A Python package to enable Unicode input and display when running Python from Windows console.
The package is not needed on Python 3.6 and newer since the underlying issue has been resolved (see https://docs.python.org/3/whatsnew/3.6.html#whatsnew36-pep528).
When running Python (3.5 and older) in the standard console on Windows, there are several problems when one tries to enter or display Unicode characters. The relevant issue is http://bugs.python.org/issue1602. This package solves some of them.
First, when you want to display Unicode characters in Windows console, you have to select a font able to display them. Similarly, if you want to enter Unicode characters, you have to have you keyboard properly configured. This has nothing to do with Python, but is included here for completeness.
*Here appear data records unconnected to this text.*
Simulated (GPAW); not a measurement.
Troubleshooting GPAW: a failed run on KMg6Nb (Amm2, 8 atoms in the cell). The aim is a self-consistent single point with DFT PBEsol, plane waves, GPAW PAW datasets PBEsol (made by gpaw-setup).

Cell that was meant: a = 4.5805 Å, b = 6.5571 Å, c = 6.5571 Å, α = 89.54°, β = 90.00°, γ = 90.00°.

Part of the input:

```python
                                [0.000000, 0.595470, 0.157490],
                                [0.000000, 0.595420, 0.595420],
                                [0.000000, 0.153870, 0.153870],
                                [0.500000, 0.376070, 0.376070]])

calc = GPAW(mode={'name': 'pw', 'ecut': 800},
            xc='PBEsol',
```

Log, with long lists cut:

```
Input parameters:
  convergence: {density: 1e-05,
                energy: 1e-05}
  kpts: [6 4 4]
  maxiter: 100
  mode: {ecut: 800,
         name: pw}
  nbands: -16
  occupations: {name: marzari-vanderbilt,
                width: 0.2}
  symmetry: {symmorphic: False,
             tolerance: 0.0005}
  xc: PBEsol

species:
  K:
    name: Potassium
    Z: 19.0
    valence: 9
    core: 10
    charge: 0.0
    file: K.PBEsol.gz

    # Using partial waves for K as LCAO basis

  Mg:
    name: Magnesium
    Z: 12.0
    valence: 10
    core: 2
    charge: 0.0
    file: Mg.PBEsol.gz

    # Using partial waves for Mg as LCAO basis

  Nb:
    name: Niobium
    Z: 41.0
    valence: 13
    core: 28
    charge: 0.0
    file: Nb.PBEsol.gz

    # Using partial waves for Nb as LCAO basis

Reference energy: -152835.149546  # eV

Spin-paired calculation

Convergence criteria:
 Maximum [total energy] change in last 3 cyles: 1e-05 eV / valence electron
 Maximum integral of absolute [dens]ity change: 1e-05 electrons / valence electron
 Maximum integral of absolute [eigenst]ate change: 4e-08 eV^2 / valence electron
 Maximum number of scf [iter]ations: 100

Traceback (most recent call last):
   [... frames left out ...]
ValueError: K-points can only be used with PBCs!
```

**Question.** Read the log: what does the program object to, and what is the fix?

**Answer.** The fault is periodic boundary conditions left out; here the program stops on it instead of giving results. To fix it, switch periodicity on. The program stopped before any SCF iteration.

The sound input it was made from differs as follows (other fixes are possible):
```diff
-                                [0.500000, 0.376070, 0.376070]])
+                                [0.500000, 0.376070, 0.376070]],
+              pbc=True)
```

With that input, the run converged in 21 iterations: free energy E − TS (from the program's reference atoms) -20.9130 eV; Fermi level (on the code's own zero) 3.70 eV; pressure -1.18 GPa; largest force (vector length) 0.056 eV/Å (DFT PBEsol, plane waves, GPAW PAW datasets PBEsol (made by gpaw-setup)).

The standard stream objects (sys.stdin
, sys.stdout
, sys.stderr
) are not capable of reading and displaying Unicode characters in Windows console. This has nothing to do with encoding, since even sys.stdin.buffer.raw.readline()
returns b"?\n"
when entering α
and there is no encoding under which sys.stdout.buffer.raw.write
displays α
.
The streams
module provides several alternative stream objects. stdin_raw
, stdout_raw
, and stderr_raw
are raw stream objects using WinAPI functions ReadConsoleW
and WriteConsoleW
to interact with Windows console through UTF-16-LE encoded bytes. The stdin_text
, stdout_text
, and stderr_text
are standard text IO wrappers over standard buffered IO over our raw streams, and are intended to be primary replacements to sys.std*
streams. Unfortunately, other wrappers around std*_text
are needed (see below), so there are more stream objects in streams
module.
The function streams.enable
installs chosen stream objects instead of the original ones. By default, it chooses appropriate stream objects itself. The function streams.disable
restores the original stream objects (these are stored in sys.__std*__
attributes by Python).
After replacing the stream objects, also using print
with a string containing Unicode characters and displaying Unicode characters in the interactive loop works. For input
, see below.
Python interactive loop doesn't use sys.stdin
to read input so fixing it doesn't help. Also the input
function may or may not use sys.stdin
depending on whether sys.stdin
and sys.stdout
have the standard filenos and whether they are interactive. See http://bugs.python.org/issue17620 for more information.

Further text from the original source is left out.